Search code examples
pythonpysparkscikit-learndatabricksloss-function

Sklearn mean_absolute_error gives always different values on the same data for different trials using data from spark df. How can I solve it?


I want to calculate the mean average error (MAE) of to columns of a spark dataframe, but I cannot use from pyspark.mllib.evaluation import RegressionMetrics because I have high concurrency cluster. Therefore, I use sklearn and convert to columns to pandas.

Here is my code:

mean_absolute_error(test.select("qty").toPandas(),test.select("pred").toPandas()) 
mean_absolute_percentage_error(test.select("qty").toPandas(),test.select("pred").toPandas())

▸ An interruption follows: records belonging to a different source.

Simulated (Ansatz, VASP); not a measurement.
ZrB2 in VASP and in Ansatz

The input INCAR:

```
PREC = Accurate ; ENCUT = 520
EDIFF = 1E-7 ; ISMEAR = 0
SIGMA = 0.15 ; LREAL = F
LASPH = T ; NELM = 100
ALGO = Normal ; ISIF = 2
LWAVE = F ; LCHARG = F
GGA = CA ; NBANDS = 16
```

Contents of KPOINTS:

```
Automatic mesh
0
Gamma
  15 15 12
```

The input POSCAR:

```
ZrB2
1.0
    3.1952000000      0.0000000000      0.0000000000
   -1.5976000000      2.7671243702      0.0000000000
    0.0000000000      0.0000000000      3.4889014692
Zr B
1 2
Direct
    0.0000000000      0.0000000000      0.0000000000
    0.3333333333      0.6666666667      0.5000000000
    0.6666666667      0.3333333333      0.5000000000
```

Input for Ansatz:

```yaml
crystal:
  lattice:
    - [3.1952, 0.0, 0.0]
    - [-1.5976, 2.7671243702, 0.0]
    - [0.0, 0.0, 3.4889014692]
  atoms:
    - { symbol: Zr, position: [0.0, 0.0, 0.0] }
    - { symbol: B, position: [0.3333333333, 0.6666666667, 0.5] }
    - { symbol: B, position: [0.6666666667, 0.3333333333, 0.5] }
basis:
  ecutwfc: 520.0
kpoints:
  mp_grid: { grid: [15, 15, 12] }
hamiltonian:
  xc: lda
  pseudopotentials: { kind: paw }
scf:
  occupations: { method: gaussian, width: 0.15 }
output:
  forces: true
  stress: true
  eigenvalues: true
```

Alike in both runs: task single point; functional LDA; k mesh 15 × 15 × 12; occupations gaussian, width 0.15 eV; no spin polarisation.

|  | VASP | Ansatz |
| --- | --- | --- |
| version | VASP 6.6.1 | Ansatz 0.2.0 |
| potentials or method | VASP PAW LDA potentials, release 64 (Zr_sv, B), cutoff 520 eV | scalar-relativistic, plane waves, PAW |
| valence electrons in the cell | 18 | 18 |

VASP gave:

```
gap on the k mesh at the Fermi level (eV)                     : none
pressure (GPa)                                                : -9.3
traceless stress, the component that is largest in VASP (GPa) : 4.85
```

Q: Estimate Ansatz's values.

Both MAE and MAPE gives different values every time I run it. What can be the reason? How can I solve it?

Btw: I am using databricks and I cannot share the data


Solution

  • When running .toPandas() the entire Spark dataframe is moved into the Driver node as a pandas DataFrame.
    This is a very expansive operation that also makes use of the Drivers memory, so be careful.
    In addition there is no guarantee what would be the order of the rows in the pandas df.

    I think what happens is you run .toPandas() 4 times and each time you get the DataFrame in a different order.
    this causes the changing results.

    If you have to use pandas I recommend going tmp = test.select('qty', 'pred').toPandas() only once and then subsetting it to the MAE and MAPE functions.